April 1, 2019
The days are running into each other as spring comes into full force. Time has become more spacious with the situation we are all in. Observing nature around us can be a way to relax and feel connected. As I take time to observe the changes that spring brings, I have begun to hear the new songs of our neotropical migrants coming to nest and raise their young. A while back in February and early March we began to see our first neotropical birds arriving, the swallows. Neotropical birds are birds that breed in Canada and the United States during our summers and spend our winters in Mexico, Central America, South America or the Caribbean islands. The next Neotropical to arrive came in the middle of March. It is the Orange-crowned warbler, Leothlypis celata, a small, grayish to olive-green bird that is drab yellow overall. Its lovely trill of a song is one of the first to be heard in early spring. The trill can be confused with the song of the Dark-eyed junco, who is not a migrant and begins singing in January. The way I tell them apart is that the junco’s song has a steady, unwavering staccato rhythm. The Orange-crowned warbler on the other hand has a song that can remain on a single pitch or oscillate slightly in the middle and end on a distinctive rising or falling note – chee chee chee chew chew. The song pattern varies enough that individual males can be told apart by the version they sing. Four distinct subspecies nest in North America and they are distinguished by their coloration. We have the subspecies called Leothlypis celata subsp lutescens which is the brightest yellow.
These lively warblers build their nests on the ground. This may be to avoid nest predation. I have found several right next to walking paths. Warblers are gleaners who play an important part in insect control on our trees. They spend much of their time looking for and eating small invertebrates such as aphids, ants, beetles, spiders, flies and caterpillars. Warblers also eat berries, fruits, seeds, and will use sap wells drilled by woodpeckers. It is always a thrill to hear the first Orange-crowned warbler in my neighborhood knowing that they have successfully made a long journey and that spring is on its way!

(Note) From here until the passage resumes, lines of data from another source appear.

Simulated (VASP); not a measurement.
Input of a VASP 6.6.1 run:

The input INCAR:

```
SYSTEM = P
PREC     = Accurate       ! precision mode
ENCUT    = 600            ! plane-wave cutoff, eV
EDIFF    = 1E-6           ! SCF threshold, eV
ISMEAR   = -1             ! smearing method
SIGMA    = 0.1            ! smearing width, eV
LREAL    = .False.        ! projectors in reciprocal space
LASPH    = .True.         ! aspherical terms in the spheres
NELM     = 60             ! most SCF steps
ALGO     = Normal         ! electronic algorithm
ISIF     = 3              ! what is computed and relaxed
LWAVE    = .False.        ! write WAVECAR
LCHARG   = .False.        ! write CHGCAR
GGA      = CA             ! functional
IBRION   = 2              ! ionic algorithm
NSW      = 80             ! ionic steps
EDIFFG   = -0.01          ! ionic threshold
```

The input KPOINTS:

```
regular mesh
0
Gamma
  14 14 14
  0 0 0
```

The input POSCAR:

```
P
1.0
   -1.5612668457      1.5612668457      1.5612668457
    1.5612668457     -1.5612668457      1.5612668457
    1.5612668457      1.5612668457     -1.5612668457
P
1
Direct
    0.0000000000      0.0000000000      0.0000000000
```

While I am trying to take a decent photo of this fast-moving warbler another striking warbler comes into my view. It is my first Common yellowthroat, Geothylpis trichas, of the year. Now this is what I think of as a spectacular warbler with a bright yellow chest and belly and a black and white mask that make it stand out from the vegetation. Last year I wrote a blog about this striking bird, having observed one with a few insects in its mouth to feed some babies. It is early for feeding and this bird appears to be checking me out carefully as I take photos. The Common Yellowthroat is a gleaner of invertebrates, picking off small insects from bark and leaves on or near the ground. They live in areas that have dense vegetation and some water such as marshes, wetlands, and riparian areas though they can also be found upland where there is dense vegetation. Since Common yellowthroats are migrant birds they are only here until August or September. Then they fly down to warmer areas such as the central coast of California or all the way down to Central America. As I watch the Common yellowthroat an Orange-crowned warbler lands on the branch next to it and I get a chance not only to compare them, but I also take a photo and hope for the best. The yellowthroat song is completely different from the other warbler. It is a witchy-ta, witchy-ta, witchy-ta, with a loud harsh chip as their call note. Of course, the coloration is distinctively different and even the shape of the two birds appears different. The Orange-crowned seeming slenderer, longer in profile whereas the Yellowthroat seems rounder and shorter.
I wonder how these two get along and what their interactions are like. They both nest on or near the ground and eat the same food. Do they fight for territory? Or is there just enough difference in their habits that they can live harmoniously? As I watch they go their separate ways, probably back to the more important work of finding a mate. With a renewed sense of gratitude for the bounty of spring I continue down the path.